NATO chief pushes missile shield despite austerity

 

 
 
 
 
North Atlantic Treaty Organization (NATO) Secretary-General Anders Fogh Rasmussen speaks on October 14, 2010 before the start of a meeting of NATO defense and foreign ministers at alliance headquarters in Brussels. NATO foreign and defense ministers are meeting to reshape the alliance into a modern force against cyber and missile threats and deliberate on a draft of the "strategic concept" that will lay out NATO's vision for the next decade.
 

North Atlantic Treaty Organization (NATO) Secretary-General Anders Fogh Rasmussen speaks on October 14, 2010 before the start of a meeting of NATO defense and foreign ministers at alliance headquarters in Brussels. NATO foreign and defense ministers are meeting to reshape the alliance into a modern force against cyber and missile threats and deliberate on a draft of the "strategic concept" that will lay out NATO's vision for the next decade.

Photograph by: JOHN THYS/AFP/Getty Images, JOHN THYS/AFP/Getty Images

BRUSSELS - NATO chief Anders Fogh Rasmussen called on the military alliance Thursday to transform into a modern force against new threats by investing in a missile defence system despite times of austerity.

Rasmussen made his plea at the start of a rare meeting of defence and foreign ministers at NATO headquarters to shape the 28-nation alliance's vision for the next decade amid a tough fight in Afghanistan and budget cuts at home.

"NATO's core mission to protect the 900 million citizens of NATO countries from attack must never change, but it must be a modern defence against modern threats," he said.

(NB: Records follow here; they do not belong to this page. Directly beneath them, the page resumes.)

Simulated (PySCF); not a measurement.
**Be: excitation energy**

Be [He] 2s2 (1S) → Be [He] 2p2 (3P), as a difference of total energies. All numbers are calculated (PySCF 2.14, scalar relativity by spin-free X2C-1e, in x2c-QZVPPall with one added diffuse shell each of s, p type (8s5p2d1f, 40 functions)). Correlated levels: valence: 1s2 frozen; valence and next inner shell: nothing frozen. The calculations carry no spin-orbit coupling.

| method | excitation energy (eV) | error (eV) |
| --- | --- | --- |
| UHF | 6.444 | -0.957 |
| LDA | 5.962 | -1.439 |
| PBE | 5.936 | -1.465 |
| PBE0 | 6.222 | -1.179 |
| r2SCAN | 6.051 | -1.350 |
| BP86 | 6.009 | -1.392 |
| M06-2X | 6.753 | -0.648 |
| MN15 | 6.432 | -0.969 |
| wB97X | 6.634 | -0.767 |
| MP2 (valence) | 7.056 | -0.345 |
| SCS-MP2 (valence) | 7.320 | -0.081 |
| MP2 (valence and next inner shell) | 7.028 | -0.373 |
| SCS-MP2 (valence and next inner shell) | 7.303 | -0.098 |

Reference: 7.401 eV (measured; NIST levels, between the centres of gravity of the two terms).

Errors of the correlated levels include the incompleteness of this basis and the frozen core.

Rasmussen called on the alliance to press ahead with plans to create an anti-missile shield for Europe in the face of threats from ballistic missiles from hostile states.

"The threat is clear, the capability is clear and the costs are manageable," he told defence chiefs ahead of the meeting.

U.S. Defence Secretary Robert Gates told reporters there was "broad agreement" on missile defence plans and that the cost of linking NATO members into a common network was "relatively modest."

France and other nations, however, want more details about how much the system would cost and how it would work, diplomats said.

France, a nuclear-armed power, is also at odds with Germany, which is pushing for missile defence as a subsitute to nuclear deterrence, diplomat said.

"We believe that, on substance, the missile shield is a good idea," German Defence Minister Karl-Theodor zu Guttenberg told reporters ahead of the meeting.

"But we also believe that (nuclear) disarmament can and must play an important role."

The ministers gathered are to discuss a draft of NATO's new "strategic concept," a text revised every decade that serves as a mission statement for the alliance.

Afghanistan was not on the agenda but loomed large over the meeting. Three NATO soldiers were killed in a bomb attack in Afghanistan on Thursday, bringing to 584 the total number of personnel killed so far this year.

The 11-page strategic concept, drafted by Rasmussen, has not been made public but it is expected to touch on 21st century threats including cyber attacks, missiles from "rogue" states, terrorism and Somali piracy.

The document will be endorsed by NATO leaders at a summit in Lisbon next month, replacing a document written in 1999, two years before the September 11 attacks on the United States sparked the war in Afghanistan.

The ministers were also discussing proposals to reform NATO's command structure and cut the number of agencies, an idea pushed by Rasmussen to make the 28-nation alliance "leaner and more efficient."

At the same time, Rasmussen and U.S. officials have urged allies to resist cutting too deeply into their own national defence budgets.

"My worry is that the more our allies cut their capabilities, the more people will look to the United States to cover whatever gaps that are created, at a time when we're facing" fiscal pressures, Gates said.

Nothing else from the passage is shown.